Boreham had a remarkable ability to see things in texts. ‘Him that cometh unto me I will in no wise cast out’ (Jn 6:37) suggests to him the infinite approachability of Jesus, the infinite catholicity of Jesus (a welcome to all who would come), and the infinite reliability of Jesus.


He sees in the three measures of meal into which the leaven was put my spirit, soul and body, or my whole spiritual being, the intellectual, the emotional and the physical part of me. Or the three measures may stand for my secret life, my domestic life, and my business life, or at its widest they may stand for the past, the present and the future.


He calls Ephesians 3:17-19 the text of the Four Magnitudes. He quotes a Roman Catholic commentator as saying that the love of Christ is ‘wide as the limits of the universe; long as the ages of eternity; deep as the abyss from which it has redeemed us; high as the throne of God itself.’


In talking of ‘I am Alpha and Omega’ (Rev 1:8) he thinks of the symbolism of the alphabet. The text shows us the inexhaustibility of the Son of God. There is no end to what the philosophers and the poets and the thinkers can produce from the alphabet. It shows us the indispensability of the Son of God. There can be no communication of any truth without the alphabet. It shows us the invincibility of Jesus. Jesus does not stop half-way; he goes from beginning to end.


Boreham can bring texts out of secular writers. He finds advice to fishermen in Izaak Walton’s The Compleat Angler and transfers the advice to those who would be fishers of men. Walton has four rules for fishermen. ‘Be sure your face is towards the light’ he says. ‘Study the fishes’ curious ways.’ He who would catch men must understand men. ‘Then keep yourself well out of sight.’ And lastly, ‘Cherish patience all your days’. The four pieces of advice will, as Boreham sees, turn into verse:



Be sure your face is toward the light;
Study the fishes’ curious ways;
Then keep yourself well out of sight;
And cherish patience all your days.


What magnificent advice for the fisher of men!


Boreham has an eye for the apt and interesting quotation. He quotes Pitt’s tribute to Dundas: ‘Dundas is no orator; he is not even a speaker; but he will go out with you in any weather’. He quotes Dickens’ letter to his son when the boy was setting out for Australia: ‘I need not tell you that I love you dearly, and am very, very sorry in my heart to part with you. I have put a New Testament among your books, because it is the best book that ever was, or will be, known to the world. As your brothers have gone away one by one I have written to each such words as I am writing to you entreating them all to guide themselves by this book. Only one thing more. Never abandon the practice of private prayer. I know the comfort of it.’
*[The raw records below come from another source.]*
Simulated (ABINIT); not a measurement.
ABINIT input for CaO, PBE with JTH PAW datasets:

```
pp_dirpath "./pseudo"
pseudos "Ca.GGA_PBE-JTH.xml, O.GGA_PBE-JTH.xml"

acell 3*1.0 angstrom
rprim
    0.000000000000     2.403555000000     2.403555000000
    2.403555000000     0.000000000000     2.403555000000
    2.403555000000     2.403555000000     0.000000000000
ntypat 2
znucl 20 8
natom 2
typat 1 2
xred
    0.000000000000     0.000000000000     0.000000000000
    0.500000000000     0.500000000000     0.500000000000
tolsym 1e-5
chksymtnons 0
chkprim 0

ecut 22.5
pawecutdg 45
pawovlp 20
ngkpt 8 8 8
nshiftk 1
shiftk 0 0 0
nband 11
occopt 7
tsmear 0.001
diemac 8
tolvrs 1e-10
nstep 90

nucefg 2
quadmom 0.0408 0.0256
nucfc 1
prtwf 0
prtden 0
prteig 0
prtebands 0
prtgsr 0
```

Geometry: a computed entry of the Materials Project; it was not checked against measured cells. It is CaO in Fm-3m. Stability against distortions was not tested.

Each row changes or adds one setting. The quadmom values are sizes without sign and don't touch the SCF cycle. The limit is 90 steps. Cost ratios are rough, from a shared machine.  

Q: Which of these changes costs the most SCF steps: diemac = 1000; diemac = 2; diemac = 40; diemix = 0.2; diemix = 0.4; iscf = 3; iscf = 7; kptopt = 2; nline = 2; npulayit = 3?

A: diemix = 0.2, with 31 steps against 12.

Boreham has an interesting passage on the peacemakers. ‘First-party peace-making – abstinence, that is, from giving offence – is the easiest form of peace-making and the best. Second-party peace-making – abstinence, that is, from taking offence – is the next easiest and the next best. Third-party peace-making – the intervention, that is, of a disinterested person – is at once the most difficult and least satisfactory; but it is possible, and when occasion offers, the venture must be made.’


Lastly we quote another piece of advice to preachers. A church member, in saying good-bye to a minister leaving for another charge, said: ‘Well, sir, I am sorry to see you go. I never had but one objection to you; your preaching was always too horizontal!’ And then Boreham quotes the words of Jowett: ‘We must preach more upon the great texts of the Scriptures; we must preach on those tremendous passages whose vastnesses almost terrify us as we approach them’. If this little book sends preachers back to Boreham it will have done a good and useful work.


The Expository Times, September 1976, p. 384.